It is almost certainly the case that you will not see a stranger English language film this year than “The Lobster.” That alone is enough for some people – I’m one of them – to consider it a recommendation. The idea that such exceptional resources – money, stars – could be devoted to a fable this peculiar is enough to bring cheer to those of us who cherish the survival of artistic ambition in movies.

That’s all that recommends it, though, to be frank. I was completely absorbed and fascinated during the first half of “The Lobster” and, in mourning for the film it had been in its second half. That’s when two loves find each other across a completely hostile society but the narrative has no place to go when they do. To call “The Lobster” an unsatisfying movie is understatement by a good deal.

It is the fifth film and the first in English by Yorgos Lanthimos, a 42-year-old Greek director whose film world is, at the very least, arresting. This is the first film of his I’ve seen but reading about others – especially “Dogtooth” and “Attenberg” – make them sound fascinating.

“The Lobster” is about a future dystopian world where love is compulsory and being single is dangerous. Colin Farrell plays a meek, nearsighted soul who is dumped by a longtime partner and is forced by society to try to find another at a highly regimented luxury hotel. The place is like a combination Alpine and Catskill resort where group activities are compulsory and heterosexual pairing up is mandatory.

The clock is running, too. You have 45 days to find a connubial partner. If you don’t, you’re banished to the surrounding woods to be a dreaded “loner.” And there you are hunted down and, quite possibly, transformed eventually into an animal.

Hence the title. One must, shortly after arrival, name the animal to be transformed into if you fail at romantic partnership. Most people, it seems, pick dogs – lovable, loyal, warm companions. Our new hero/victim (Farrell) picks the lobster as his animal. Why? The extreme longevity of the crustacean and his aristocratic stature among sea creatures. If you’re among those of us who might tend to point out the creature’s lack of gymnastic evasive skills and its frequent tendency to rendezvous with boiling water and drawn butter, the movie convinces you to stop being such a wise guy and just play along.

It is that animal transformation, in fact, that explains the film’s stunning opening scene. Without explanation, we see a woman drive to a farm, search out one particularly beautiful horse grazing in the grass and, for no apparent reason, shoot it dead.

An ex-husband, no doubt, we figure later.

In the fascinating first half of “The Lobster,” you’re introduced to the operation of the hotel where mating is virtually commanded. It is a maze of customs and rules, both social and administrative. To pair up under the gun, people feign the characteristics of others of the opposite sex to ingratiate themselves – a penchant for nosebleeds, say, or a complete lack of empathy for others. Some of the dramatic results are stunning to watch.

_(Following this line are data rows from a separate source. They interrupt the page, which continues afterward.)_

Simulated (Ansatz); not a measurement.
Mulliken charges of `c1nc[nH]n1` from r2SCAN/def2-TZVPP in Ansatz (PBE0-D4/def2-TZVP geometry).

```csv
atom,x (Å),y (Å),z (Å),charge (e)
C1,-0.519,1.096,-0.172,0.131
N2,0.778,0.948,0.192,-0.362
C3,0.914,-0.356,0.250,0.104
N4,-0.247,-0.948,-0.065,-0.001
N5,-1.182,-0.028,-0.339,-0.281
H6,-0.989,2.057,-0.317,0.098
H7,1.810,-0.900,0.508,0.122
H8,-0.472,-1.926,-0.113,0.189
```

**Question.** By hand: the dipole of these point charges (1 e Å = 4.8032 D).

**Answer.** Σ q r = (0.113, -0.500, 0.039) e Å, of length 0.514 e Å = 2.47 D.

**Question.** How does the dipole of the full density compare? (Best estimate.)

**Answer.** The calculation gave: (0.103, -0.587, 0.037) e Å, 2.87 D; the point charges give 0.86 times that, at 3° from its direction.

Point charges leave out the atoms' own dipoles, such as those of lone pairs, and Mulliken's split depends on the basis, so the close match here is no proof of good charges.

Our hero, when romance fails, becomes a loner in the woods and, sure enough, it’s there he finds a woman who is almost a perfect companion for him. But among the loners, you see, couple behavior is as verboten as long-term single behavior is among those to be paired off. In other words, no sex in the woods, no romantic affection either or else you get something called a “red kiss.”

It is life among the loners where “The Lobster” falls apart. What was once absorbing becomes aimless and slack and, as far as I’m concerned, lost before the ending.

So odd is “The Lobster” that it is natural to grasp for precedent somewhere – cinematic, literary, whatever. When our hero/victim is assigned to stay in Room 101, you don’t have to be a genius to remember Orwell’s Room 101 in “1984,” the torture room where you must endure the one thing one fears the most in life. As well, the general climate of writer J.G. Ballard seems similar to the goings on in “The Lobster.”

Throw in the films of Luis Bunuel too, as precedents for its deadpan tone.

Despite so much satiric intent, very little of this is funny. We don’t want to laugh at this world, we desperately want to discover ways to triumph over it.

The movie offers us something else entirely – so little that it comes perilously close to nothing.

What must be said though is that the mixture of so much invention and so much weirdness with so much nothing is bound to stay in your head for a while.

Memorability is something. Maybe it’s even a recommendation.



3 stars (Out of four)

Title: “The Lobster”

Starring: Colin Farrell, Rachel Weisz, Lea Seydoux, John C. Reilly, Ben Whishaw

Director: Yorgos Lanthimos

Running time: 118 minutes

Rating: R for sexual content, frank dialogue and some violence.

The Lowdown: In a dystopian future, love is compulsory and singles are hunted down.